1. “Optane” in DIMM form factor. This targeted (I think) two markets. First, use as slower but cheaper and higher density volatile RAM. There was actual demand — various caching workloads, for example, wanted hundreds of GB or even multiple TB in one server, and Optane was a route to get there. But the machines and DIMMs never really became available. Then there was the idea of using Optane DIMMs as persistent storage. This was always tricky because the DDR interface wasn’t meant for this, and Intel also seems to have a lot of legacy tech in the way (their caching system and memory controller) and, for whatever reason, they seem to be barely capable of improving their own technology. They had multiple serious false starts in the space (a power-supply-early-warning scheme using NMI or MCE to idle the system, a horrible platform-specific register to poke to ask the memory controller to kindly flush itself, and the stillborn PCOMMIT instruction).

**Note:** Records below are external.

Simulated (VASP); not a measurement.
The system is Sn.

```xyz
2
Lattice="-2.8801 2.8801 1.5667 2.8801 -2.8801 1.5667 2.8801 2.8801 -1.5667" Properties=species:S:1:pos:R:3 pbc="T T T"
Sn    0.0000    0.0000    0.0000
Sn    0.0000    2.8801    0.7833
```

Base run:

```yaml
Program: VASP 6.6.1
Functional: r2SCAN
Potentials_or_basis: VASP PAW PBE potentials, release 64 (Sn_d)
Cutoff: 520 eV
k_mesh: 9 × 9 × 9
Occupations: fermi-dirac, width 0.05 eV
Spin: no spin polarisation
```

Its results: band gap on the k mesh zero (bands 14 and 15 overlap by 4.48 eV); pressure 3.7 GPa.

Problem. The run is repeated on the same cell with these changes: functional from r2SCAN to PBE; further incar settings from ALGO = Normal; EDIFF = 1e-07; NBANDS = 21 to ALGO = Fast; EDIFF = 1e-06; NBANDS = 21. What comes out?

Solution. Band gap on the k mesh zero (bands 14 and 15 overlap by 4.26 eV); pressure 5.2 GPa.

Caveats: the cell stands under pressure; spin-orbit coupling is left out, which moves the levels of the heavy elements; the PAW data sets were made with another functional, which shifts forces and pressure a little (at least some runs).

2. Very nice NVMe devices. I think this was more of a failure of marketing. If they had marketed a line of SSDs that, coupled with an appropriate filesystem, could give 99% fsync latency of 5 microseconds and they had marketed this, I bet people would have paid. But they did nothing of the sort — instead they just threw around the term “Optane” inconsistently.
These days one could build a PCM-backed CXL-connected memory mapped drive, and the performance might be awesome. Heck, I bet it wouldn’t be too hard to get a GPU to stream weights directly off such a device at NVLink-like speeds. Maybe Intel should try it.